SBC icon indicating copy to clipboard operation
SBC copied to clipboard

Issues with generated datasets of ordinal data for a cumulative probit model when running compute_SBC()

Open aftmnelbier11 opened this issue 11 months ago • 5 comments

I am encountering an errors regarding the priors when running compute_SBC() with generated datasets for a cumulative probit model. A bit of info about the data structure: I have an ordinal outcome variable with 7 levels. There are 61 responses per dataset.

It seems the error stems from some generated datasets not containing all response levels. Importantly, I have set the intercept priors individually, so when one level isn't included in the generated dataset, the error is thrown.

Is there a way to specify that all levels are generated in each simulation? Alternatively, would it make to increase the number of generated datasets and kick out those simulations that have this error?

Thanks in advance!

The error (which I get for multiple simulations and sometimes for multiple intercepts):

Simulation 3 resulted in error when fitting.

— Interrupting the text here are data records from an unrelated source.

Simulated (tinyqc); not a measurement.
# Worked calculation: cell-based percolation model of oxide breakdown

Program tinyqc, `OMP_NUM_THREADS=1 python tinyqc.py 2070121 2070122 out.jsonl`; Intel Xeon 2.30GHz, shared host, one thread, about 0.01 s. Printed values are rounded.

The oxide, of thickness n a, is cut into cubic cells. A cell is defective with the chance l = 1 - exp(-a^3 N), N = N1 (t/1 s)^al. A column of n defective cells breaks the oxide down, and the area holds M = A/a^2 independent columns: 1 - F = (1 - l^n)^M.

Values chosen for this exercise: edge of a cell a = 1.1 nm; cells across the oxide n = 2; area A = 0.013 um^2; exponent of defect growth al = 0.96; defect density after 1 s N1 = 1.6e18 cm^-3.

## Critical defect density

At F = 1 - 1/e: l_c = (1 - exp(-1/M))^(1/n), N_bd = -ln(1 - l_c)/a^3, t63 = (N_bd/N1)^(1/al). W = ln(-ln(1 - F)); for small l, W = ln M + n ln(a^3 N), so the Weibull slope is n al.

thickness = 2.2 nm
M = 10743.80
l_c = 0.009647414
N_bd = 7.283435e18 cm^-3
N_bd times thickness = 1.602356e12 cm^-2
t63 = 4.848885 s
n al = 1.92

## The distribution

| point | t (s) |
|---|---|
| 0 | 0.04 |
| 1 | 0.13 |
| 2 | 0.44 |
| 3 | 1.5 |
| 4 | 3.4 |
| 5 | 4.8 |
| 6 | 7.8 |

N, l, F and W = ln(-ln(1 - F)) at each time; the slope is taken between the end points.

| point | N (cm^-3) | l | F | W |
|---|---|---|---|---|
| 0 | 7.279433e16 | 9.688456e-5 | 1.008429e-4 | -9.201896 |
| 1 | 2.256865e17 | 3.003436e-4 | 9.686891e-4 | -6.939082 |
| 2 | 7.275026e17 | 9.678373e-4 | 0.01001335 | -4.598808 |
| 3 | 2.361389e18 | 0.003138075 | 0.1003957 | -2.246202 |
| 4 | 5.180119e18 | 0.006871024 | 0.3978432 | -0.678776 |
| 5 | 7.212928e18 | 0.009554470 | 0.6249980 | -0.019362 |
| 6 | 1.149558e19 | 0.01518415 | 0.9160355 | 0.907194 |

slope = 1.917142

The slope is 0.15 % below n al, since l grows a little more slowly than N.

Error: The following priors do not correspond to any model parameter: 
Intercept_6 ~ normal(1.07, 1)
Function 'get_prior' might be helpful to you.

The code:

## set contrasts (sum-coding)
contrasts(df$group) = contr.sum(2)

##develop formula
bf.form = brms::bf(rating ~ group + cont1 + cont2 + 
                     group:cont1  + group:cont2)
code = "INT"

get_prior(bf.form, data = df, family = cumulative('probit'))

tibble(rating = 1:7) %>% 
  mutate(proportion = 1/7) %>% 
  mutate(cumulative_proportion = cumsum(proportion)) %>% 
  mutate(right_hand_threshold = qnorm(cumulative_proportion))

priors = c(
  prior(normal(-1.07, 1), class = Intercept, coef = 1),
  prior(normal(-0.57, 1), class = Intercept, coef = 2),
  prior(normal(-0.18, 1), class = Intercept, coef = 3),
  prior(normal(0.18, 1), class = Intercept, coef = 4),
  prior(normal(0.57, 1), class = Intercept, coef = 5),
  prior(normal(1.07, 1), class = Intercept, coef = 6),
  prior(normal(0, 1), class = b) 
)

##simulate data
generator <- SBC_generator_brms(bf.form, data = df, 
                                family = cumulative('probit'), init = 0.1, prior = priors,
                                thin = 50, warmup = 10000, refresh = 2000,
                                # Will generate the log density - this is useful, 
                                #but a bit computationally expensive - turned off
                                generate_lp = FALSE)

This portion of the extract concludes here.